CRUSHES
Vacancy, Los Angeles
September 3 - October 8, 2016

This exhibition is the final installation of a larger project which encompasses a feature-length experimental film, a photographic series, a set of performances and an unpublished novella. The gallery will play host to Pescador’s photographic body of work, along with a short film shot in the space during its installation. A shower of yellow sticker dots covers the entire space, performing a hi-visibility backdrop for the works.

Closeness in Pescador’s photos encourages a narrative activity through both information surplus and denial. Allowing his camera to get lost in the bodies of objects, his works produce an intimate sense of estrangement. In cinematic form, his photos function as abstract cut-aways from the larger narratives of his films and novella. Often captured spontaneously, we are unsure what is being witnessed or performed, obscured or amplified, displayed or left out. His re-photographed, hand-drawn overlays then cling to the surface of the image, both concealing and illuminating. The prevalence of bargain-counter objects opens up a flat ontology where things and their owners are brought closely together in a celebratory mourning of personal dramas.

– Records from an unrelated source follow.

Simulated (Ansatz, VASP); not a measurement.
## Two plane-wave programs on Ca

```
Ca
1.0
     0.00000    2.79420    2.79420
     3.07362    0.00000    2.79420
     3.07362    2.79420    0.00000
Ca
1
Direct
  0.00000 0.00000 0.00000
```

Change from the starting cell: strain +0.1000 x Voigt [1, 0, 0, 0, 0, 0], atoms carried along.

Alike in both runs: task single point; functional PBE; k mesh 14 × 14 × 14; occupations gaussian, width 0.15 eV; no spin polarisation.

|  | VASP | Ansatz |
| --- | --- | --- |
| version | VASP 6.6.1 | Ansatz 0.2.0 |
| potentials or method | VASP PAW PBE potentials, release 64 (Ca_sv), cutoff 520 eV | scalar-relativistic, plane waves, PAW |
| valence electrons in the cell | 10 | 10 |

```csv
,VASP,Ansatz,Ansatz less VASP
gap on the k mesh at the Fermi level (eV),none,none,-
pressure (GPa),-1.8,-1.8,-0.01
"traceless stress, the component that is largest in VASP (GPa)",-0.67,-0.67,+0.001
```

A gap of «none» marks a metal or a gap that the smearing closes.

It is from inside this estrangement that a sense of thirdness arises, a pickled feeling of comedy on a dark day; in bed, the awkward passages of pleasure. A thirdness arises when he caresses a stuffed sheet, fondles a yam, or nurses a piñata. These objects are certainly stand-ins for human flesh and psyche, but they also exist as tragicomic characters in their own right. Graham Harman talks about thirdness as something that arises when the hidden qualities of objects come into contact. Maybe the best embodiment of this ontology is actually sex, during which thirdness is a necessary goal, passion and mess an allied effort. Afterwards, the thirdness lingers; a consensual wraith that haunts your phone, your car, your skin. For Pescador, thirdness is also comedy incarnate. It is pain when you’re distant, awkward when you’re close, and comedy when you stare at it directly in the face. It becomes embedded in these fleeting objects and relationships that surround Pescador; in a ketchup packet, a date, a dodgy movement or even a balloon. His works embody a tricky kind of abstract emotional baggage: the banality of being hung up on something, chased by its all consuming sparkle.